Your browser is out-of-date!

Update your browser to view this website correctly. Update my browser now


Listening Evaluation

Good sound is more than just a matter of taste.

Listening Evaluation

Nov 1, 2005 12:00 PM,
By Rick Kamlet

Good sound is more than just a matter of taste.

Web-expanded Sidebar

Published Studies on Listening Tests

Harman’s Multichannel Listening Lab is designed to reduce subjectivity in listening evaluation as much as possible.

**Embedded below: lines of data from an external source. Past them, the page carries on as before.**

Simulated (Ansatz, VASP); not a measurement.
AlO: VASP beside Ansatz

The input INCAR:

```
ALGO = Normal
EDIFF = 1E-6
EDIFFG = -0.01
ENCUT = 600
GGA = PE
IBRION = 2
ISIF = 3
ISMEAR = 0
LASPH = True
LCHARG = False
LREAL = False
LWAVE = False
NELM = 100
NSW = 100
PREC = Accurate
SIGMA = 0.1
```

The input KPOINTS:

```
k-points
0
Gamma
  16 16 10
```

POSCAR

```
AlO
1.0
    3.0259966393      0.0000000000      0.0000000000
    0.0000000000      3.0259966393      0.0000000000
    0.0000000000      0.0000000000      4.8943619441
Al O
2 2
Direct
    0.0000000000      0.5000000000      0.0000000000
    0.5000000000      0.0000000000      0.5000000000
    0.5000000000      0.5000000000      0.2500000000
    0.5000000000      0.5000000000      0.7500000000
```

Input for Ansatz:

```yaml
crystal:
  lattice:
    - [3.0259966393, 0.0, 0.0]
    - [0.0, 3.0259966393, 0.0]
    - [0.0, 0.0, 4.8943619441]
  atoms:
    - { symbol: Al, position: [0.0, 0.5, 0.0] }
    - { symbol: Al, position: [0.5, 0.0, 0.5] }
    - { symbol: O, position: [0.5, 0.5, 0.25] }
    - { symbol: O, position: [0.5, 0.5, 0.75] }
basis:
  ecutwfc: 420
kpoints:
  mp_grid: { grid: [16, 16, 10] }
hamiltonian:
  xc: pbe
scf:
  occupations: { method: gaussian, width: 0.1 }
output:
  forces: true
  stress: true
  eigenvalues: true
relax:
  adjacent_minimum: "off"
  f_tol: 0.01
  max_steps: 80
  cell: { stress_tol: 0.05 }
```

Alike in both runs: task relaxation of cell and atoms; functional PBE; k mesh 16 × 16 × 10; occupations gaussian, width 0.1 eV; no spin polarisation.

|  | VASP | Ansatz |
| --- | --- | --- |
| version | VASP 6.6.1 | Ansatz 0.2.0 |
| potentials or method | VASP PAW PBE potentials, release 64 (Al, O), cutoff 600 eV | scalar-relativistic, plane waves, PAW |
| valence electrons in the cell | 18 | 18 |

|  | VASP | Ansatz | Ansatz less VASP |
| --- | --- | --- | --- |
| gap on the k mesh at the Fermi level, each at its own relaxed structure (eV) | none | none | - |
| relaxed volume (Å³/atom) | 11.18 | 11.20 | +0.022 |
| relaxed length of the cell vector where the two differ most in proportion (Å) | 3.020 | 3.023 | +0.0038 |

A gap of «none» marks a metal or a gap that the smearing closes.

You walk into a semi-darkened room about the size of a small living room. The selective lighting reveals six comfortable chairs. You see a scrim at the front of the room, and a flat-panel computer screen and a keyboard at the center chair. Previously, you were given a hearing test and went through a couple of hours of computer-based training to teach you to describe differences you hear between sound qualities. As you sit down, you’re asked to switch between several loudspeakers and assess which ones sound best and why. You cannot see the speakers behind the scrim, and each speaker seems to move into the same physical location behind the scrim as you select it for listening. You are asked to repeat the listening, and you suspect that the speakers may be numbered differently and in a different order.

As you switch between the speakers, you realize there’s some science behind this! You’ve just experienced the Harman Listening Lab. Why is it set up the way it is? Why was your hearing tested, and why were you given the computer-based training?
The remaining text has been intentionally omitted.